Reading is the only thing in the world I am good at. A lifetime of reading, fifteen years of working in bookstores, and libraries, and an obsession with the written word makes me qualified enough to talk someone's ear off about books. Now I am getting more ARCs than I have room for in the house. Let me get back to reading them!
Yesterday my husband saw me with this book and said, "You can't still be reading that. You've been at it for more than a month." I was lucky enough to get an ARC from Little Brown through a giveaway listed on Shelf Awareness, making me grateful enough to read every word of this book, or I might have given up on it.
However, as I slogged my way through it, I found parts of it very interesting. I am completely, totally fascinated with the Salem witch trials. I have read a lot of books about it, and if I were to ever do a research paper that would require a lot of dusty sources, Salem would be at the top of the list. I have read a lot of books where the authors made a vague mention of the fact that court transcriptions were badly kept, and extremely confusing to piece together, but Stacy Schiff makes an emphatic point that it can difficult to piece together the tenor of the trials because of the crazy transcripts, and missing pieces of the puzzle. It made sense then, all the books that I read that left me dissatisfied because the conclusions seemed like pure speculation. It also made sense why this book was a little dull to read. So many books that use Salem as a setting, or a piece of research, tend to fill in the cracks of history, and all those missing pieces, which makes for better reading, but is not the true facts of the trials. I could appreciate The Witches: Salem 1692 for this reason. (The author's copious notes in the back were great, but in my ARC edition were a little confusing to read since they were not numbered.)

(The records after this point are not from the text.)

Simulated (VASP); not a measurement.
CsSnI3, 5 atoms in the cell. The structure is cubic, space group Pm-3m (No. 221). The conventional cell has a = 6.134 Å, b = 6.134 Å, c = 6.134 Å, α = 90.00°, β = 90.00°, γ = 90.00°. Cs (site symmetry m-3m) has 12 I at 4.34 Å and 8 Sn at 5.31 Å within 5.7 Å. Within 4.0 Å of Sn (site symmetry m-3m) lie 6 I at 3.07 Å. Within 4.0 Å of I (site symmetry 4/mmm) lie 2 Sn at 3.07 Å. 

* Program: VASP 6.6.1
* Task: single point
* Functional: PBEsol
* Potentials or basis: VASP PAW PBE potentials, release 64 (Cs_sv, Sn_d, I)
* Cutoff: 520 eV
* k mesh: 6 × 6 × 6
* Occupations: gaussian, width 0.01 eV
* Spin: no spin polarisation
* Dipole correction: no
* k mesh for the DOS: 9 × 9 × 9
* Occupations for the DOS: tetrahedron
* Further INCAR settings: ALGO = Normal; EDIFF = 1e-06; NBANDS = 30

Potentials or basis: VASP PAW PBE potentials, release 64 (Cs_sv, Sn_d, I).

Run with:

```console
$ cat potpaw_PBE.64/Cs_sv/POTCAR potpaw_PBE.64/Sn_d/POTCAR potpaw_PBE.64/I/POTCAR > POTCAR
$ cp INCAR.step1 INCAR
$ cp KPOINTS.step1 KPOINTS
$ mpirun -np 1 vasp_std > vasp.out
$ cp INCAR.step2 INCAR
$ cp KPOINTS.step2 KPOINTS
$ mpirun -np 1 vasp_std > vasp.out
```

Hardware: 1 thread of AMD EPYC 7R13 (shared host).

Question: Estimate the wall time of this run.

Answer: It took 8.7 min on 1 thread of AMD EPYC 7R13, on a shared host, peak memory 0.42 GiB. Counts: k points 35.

The book focused a lot on the judges, the ministers, and the outlying characters of the Salem witch trials, including Increase and Cotton Mathers who wrote a lot about the trials, even though they witnessed only a little of the action first hand. The accusers and the accused of the trials were not discussed in nearly as much detail, which was a little disappointing to me, but I can understand there is not a lot of solid sources about them, and therefore hard for a researcher to paint an accurate picture of them. (Six Women of Salem by Marilynne K. Roach is an excellent book that focuses on 6 of the accused. Stacy Schiff references this book in her notes.) Because there was not a lot of information on the people most affected by being accused, or by being accusers, I was a little bored by this. It does talk a lot about things I hadn't much considered, such as the constant fear of violent Indian raids, and the frustration the congregation of Salem must have felt over the constant turnover of ministers. There was a little information about the politics of New England while it still answered to the crown of England, and how that affected the major deciders of fate in the trials. Schiff is very careful not to draw conclusions to what may have caused the people of Massachusetts to freak out over 1692 that lead to so much destruction in a community.
On the whole, I would say this is not a bad book, but you have to be very dedicated to, or interested in the Salem witch trials to make it through this. If you are not (even if you are) this book reads like a well-written, much noted, witty textbook; a good source, but a textbook nonetheless. This is not light reading. It is not easy to get through, it is not a quick read, and there is probably more in depth research out there. Just reading Schiff's sources impressed the heck out of me, and made want to read those papers for myself.